USFS officials had said they hoped to have a decision issued – using a categorical exclusion that doesn’t require more extensive environmental review – by August. But the Grizzly Creek Fire, the largest in the history of the White River National Forest, derailed that process.
“Now that the Grizzly Creek Fire has reached a degree of containment and burn area emergency response work for the fire is in its final assessments, our Forest Service staff will be able to continue their review of the Whitney Creek geotechnical drilling project,” Leanne Veldhuis, District Ranger for the Eagle-Holy Cross Ranger District, told RealVail.com late last month.
Homestake Partners, which is comprised of Aurora and Colorado Springs, submitted a permit application to start “fatal flaw” test drilling along Homestake Creek to determine the feasibility of the $500 million dam project, which has yet to be formally proposed to the U.S. Forest Service that owns most of the surrounding land.
Dubbed Whitney Reservoir for the nearby Whitney Creek that flows into Homestake Creek, the proposed reservoir includes four alternatives between 6,850 and 20,000 acre-feet of average annual yield of water that would be pumped back up to the two utility’s existing Homestake Reservoir and then over the Continental Divide and down to the Front Range.
The proposal for the actual dam has not yet been submitted, and won’t be until the fatal flaw drilling determines whether one of the four alternatives will actually work for a new dam that will inundate critical wetlands in the area and could require a nearly 500-acre reduction in the size of the Holy Cross Wilderness Area for road realignment. That idea has virtually no local support and has been rejected by many members of Colorado’s congressional delegation.
“We still have several steps to complete, such as consultation with U.S. Fish & Wildlife Service and final reviews of project findings,” Veldhuis said last month when asked about the test drilling permit. “Once that is complete, I anticipate signing a decision shortly after. Proponents could begin work this fall with enough time, pending weather.”

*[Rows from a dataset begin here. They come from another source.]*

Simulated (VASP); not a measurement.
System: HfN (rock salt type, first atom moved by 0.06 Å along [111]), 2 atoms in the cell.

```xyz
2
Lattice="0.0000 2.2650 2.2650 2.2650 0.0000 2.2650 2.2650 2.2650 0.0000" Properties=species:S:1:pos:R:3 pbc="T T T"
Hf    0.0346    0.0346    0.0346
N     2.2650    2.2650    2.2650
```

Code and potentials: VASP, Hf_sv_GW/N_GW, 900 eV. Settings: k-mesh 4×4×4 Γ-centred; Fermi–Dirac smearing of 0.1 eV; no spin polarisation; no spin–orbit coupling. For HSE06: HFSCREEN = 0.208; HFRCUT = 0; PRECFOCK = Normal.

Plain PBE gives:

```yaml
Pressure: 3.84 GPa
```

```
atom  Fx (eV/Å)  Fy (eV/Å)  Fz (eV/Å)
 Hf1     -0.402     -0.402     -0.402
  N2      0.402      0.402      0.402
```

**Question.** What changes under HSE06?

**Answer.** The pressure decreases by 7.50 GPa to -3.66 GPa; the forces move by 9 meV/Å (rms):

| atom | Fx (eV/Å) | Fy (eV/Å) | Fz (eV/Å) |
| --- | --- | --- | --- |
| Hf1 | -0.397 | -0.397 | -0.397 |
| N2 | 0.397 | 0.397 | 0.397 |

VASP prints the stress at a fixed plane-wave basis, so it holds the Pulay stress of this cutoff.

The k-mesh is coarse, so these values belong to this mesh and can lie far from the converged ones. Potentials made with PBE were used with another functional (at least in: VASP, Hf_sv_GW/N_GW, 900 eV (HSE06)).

Just the prospect of test drilling drew hundreds of comments objecting to the project over the summer, and Aurora officials said the Forest Service permitting delays due to wildfires mean they likely won’t do anything in the creek drainage before the snow flies this fall.
“We’ve not received an update on the release of the decision yet,” Greg Baker, manager of public relations for the City of Aurora and Aurora Water, said in an email last month. “The permit would be for a year, so we would end up moving our work out until next summer, fall.”
Eagle County will have a significant role in permitting any future Whitney Reservoir proposal. The county used its 1041 powers — which allow counties in Colorado to regulate major outside infrastructure projects for economic and environmental impacts — to shut down the proposed Homestake II project in the same area in the 1990s. Subsequent legal challenges went all the way to the Colorado Supreme Court before Eagle County finally prevailed.
The Vail Daily on Friday reported Eagle County is currently suffering through “extreme” drought conditions.
CORRECTION: An earlier version of this story erroneously referred to a proposed Homestake II dam. Homestake II was a proposal to build additional points of diversion, but they would have been gravity fed to the existing Homestake Reservoir. There would have been no additional dams and no pumping.